Nikoğos Balyan (1826-58) had a tragically short life during which he nevertheless designed a couple of the city’s smaller treasures: the Küçüksu Kasrı at Kandilli and the Ihlamur Kasrı at Beşiktaş. Intended as pavilions in which a traveling sultan could rest rather than as permanent homes, both these buildings showcase the elaborate baroque features of Balyan architecture without leaving the visitor drowning in excess detail. It’s a shame, then, that they receive relatively few visitors. It was Nikoğos, too, who was responsible for the pretty Küçük Mecidiye Cami, built in 1848 across the road from the Çırağan Palace, itself designed by his brother Sarkis. He was also responsible for the Adile Sultan Palace, built in Kandilli in 1853, which now houses the excellent Kandilli Borsa restaurant.

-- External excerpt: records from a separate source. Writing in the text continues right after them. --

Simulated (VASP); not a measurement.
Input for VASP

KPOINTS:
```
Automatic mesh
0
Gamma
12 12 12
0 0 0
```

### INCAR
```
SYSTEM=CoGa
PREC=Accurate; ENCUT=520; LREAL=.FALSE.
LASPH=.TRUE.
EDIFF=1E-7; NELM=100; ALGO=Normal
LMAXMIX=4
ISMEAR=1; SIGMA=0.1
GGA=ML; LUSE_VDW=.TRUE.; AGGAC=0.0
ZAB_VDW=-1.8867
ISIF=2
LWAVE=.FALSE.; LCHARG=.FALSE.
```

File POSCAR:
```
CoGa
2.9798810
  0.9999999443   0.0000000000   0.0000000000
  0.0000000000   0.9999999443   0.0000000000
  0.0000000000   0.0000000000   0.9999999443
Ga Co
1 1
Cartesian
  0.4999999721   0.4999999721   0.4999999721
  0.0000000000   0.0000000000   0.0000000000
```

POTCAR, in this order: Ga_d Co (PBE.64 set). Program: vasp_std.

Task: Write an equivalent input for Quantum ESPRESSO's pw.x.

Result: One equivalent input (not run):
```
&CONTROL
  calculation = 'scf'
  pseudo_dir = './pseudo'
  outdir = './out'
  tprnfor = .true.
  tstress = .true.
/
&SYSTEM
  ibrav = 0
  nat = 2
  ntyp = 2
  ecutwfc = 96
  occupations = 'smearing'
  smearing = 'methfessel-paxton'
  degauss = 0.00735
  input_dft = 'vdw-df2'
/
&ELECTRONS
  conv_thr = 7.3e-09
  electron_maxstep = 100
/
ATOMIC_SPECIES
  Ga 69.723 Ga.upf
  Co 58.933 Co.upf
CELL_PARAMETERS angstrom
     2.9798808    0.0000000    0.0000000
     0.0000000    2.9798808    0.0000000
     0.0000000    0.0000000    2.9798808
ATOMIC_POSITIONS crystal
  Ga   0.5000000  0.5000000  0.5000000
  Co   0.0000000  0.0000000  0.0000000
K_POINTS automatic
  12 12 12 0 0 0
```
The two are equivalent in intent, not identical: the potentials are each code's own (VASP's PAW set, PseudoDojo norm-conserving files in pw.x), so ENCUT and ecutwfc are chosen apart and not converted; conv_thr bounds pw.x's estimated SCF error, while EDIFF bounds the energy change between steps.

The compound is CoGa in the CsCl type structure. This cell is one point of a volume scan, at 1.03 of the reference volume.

The work of Sarkis Balyan (1835-1899) will be familiar to residents of two of the city’s top hotels: the Çırağan Palace Kempinski Hotel, which was rebuilt in 1990 as a copy of his original that had burnt down in 1910; and the W Hotel at Akaretler, which was created out of the row-houses built to accommodate workers at the Dolmabahçe Palace in the 1870s. The newly restored Valide Sultan Cami at Aksaray, built in 1871, is also sometimes attributed to Sarkis and his brother Agop. In 1889 Sarkis expanded the Şale (chalet) guesthouse in the grounds of the Yıldız Palace ready for the state visit of Kaiser Wilhelm II, the man who bequeathed the green-roofed fountain to the Hippodrome. He also added the delightful Malta Köşk to the grounds, equipping it in 1870 with an interior pool rather like the one inside Beylerbeyi Palace, but this time decorated with marble swans. The Sarı Köşk that he added to the Emirgan Grove in the 1870s was designed to imitate a Swiss chalet. It now houses a pleasant small café.

Although Agop Balyan (1838-1875) worked on several projects with his brother, it was really with Sarkis that the great dynasty of architects came to an end. It had served no fewer than six different sultans over five generations, bequeathing an unprecedented quantity and variety of buildings to İstanbul. The Balyans are buried in the Armenian Cemetery in Nuh Kuyusu Caddesi in Bağlarbaşı in Üsküdar.